Azure / azure-sqldb-spark

This project provides a client library that allows Azure SQL DB or SQL Server to act as an input source or output sink for Spark jobs.
MIT License
75 stars 52 forks source link

Error "SQLServerException: The connection is closed" on writing Spark Dataframe to Azure SQL #57

Closed prapanw closed 4 years ago

prapanw commented 4 years ago

Hi, I am using [com.microsoft.azure:azure-sqldb-spark:1.0.2] to write a Spark Dataframe (50K+ rows, 6 columns) to my Azure SQL database.

I am using following method: dataDF.write.mode(SaveMode.Append).sqlDB(config) with query Timeout set to a high value (6000s).

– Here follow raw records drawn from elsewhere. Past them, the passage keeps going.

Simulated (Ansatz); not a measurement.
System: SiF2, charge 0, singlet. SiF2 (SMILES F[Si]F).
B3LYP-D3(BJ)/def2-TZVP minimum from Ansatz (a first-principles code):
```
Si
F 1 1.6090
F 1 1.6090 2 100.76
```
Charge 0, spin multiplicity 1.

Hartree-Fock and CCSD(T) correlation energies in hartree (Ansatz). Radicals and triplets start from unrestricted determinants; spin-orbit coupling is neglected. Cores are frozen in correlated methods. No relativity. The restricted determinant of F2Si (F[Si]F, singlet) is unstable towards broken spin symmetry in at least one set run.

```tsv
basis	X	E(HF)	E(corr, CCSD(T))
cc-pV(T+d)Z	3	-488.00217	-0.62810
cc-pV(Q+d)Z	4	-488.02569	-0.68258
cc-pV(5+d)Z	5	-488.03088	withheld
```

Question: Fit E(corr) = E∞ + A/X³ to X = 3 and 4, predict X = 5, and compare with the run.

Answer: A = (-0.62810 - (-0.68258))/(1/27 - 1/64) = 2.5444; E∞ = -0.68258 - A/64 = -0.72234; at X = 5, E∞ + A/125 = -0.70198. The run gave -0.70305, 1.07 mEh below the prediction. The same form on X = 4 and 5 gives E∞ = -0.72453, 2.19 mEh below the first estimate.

Any ideas of why it might be failing? Below is the stack trace.

Exception: org.apache.spark.SparkException: Job aborted due to stage failure: Task 242 in stage 84850.0 failed 4 times, most recent failure: Lost task 242.3 in stage 84850.0 (TID 12743887, 10.139.64.24, executor 344): com.microsoft.sqlserver.jdbc.SQLServerException: The connection is closed. at com.microsoft.sqlserver.jdbc.SQLServerException.makeFromDriverError(SQLServerException.java:227) at com.microsoft.sqlserver.jdbc.SQLServerConnection.checkClosed(SQLServerConnection.java:796) at com.microsoft.sqlserver.jdbc.SQLServerConnection.rollback(SQLServerConnection.java:2698) at org.apache.spark.sql.execution.datasources.jdbc.JdbcUtils$.savePartition(JdbcUtils.scala:713) at org.apache.spark.sql.execution.datasources.jdbc.JdbcUtils$$anonfun$saveTable$1.apply(JdbcUtils.scala:839) at org.apache.spark.sql.execution.datasources.jdbc.JdbcUtils$$anonfun$saveTable$1.apply(JdbcUtils.scala:839) at org.apache.spark.rdd.RDD$$anonfun$foreachPartition$1$$anonfun$apply$28.apply(RDD.scala:987) at org.apache.spark.rdd.RDD$$anonfun$foreachPartition$1$$anonfun$apply$28.apply(RDD.scala:987) at org.apache.spark.SparkContext$$anonfun$runJob$5.apply(SparkContext.scala:2321) at org.apache.spark.SparkContext$$anonfun$runJob$5.apply(SparkContext.scala:2321) at org.apache.spark.scheduler.ResultTask.runTask(ResultTask.scala:90) at org.apache.spark.scheduler.Task.doRunTask(Task.scala:140) at org.apache.spark.scheduler.Task.run(Task.scala:113) at org.apache.spark.executor.Executor$TaskRunner$$anonfun$13.apply(Executor.scala:533) at org.apache.spark.util.Utils$.tryWithSafeFinally(Utils.scala:1541) at org.apache.spark.executor.Executor$TaskRunner.run(Executor.scala:539) at java.util.concurrent.ThreadPoolExecutor.runWorker(ThreadPoolExecutor.java:1149) at java.util.concurrent.ThreadPoolExecutor$Worker.run(ThreadPoolExecutor.java:624) at java.lang.Thread.run(Thread.java:748)

arvindshmicrosoft commented 4 years ago

I'm sorry, this kind of issue is typically very context-specific and needs to be debugged and isolated first. I'm not sure if it is specific to the connector. Also, note that this connector itself is not being actively maintained. I recommend you switch to using the newer one.

p.s. feel free to reach out internally at MSFT if you'd like to troubleshoot this together.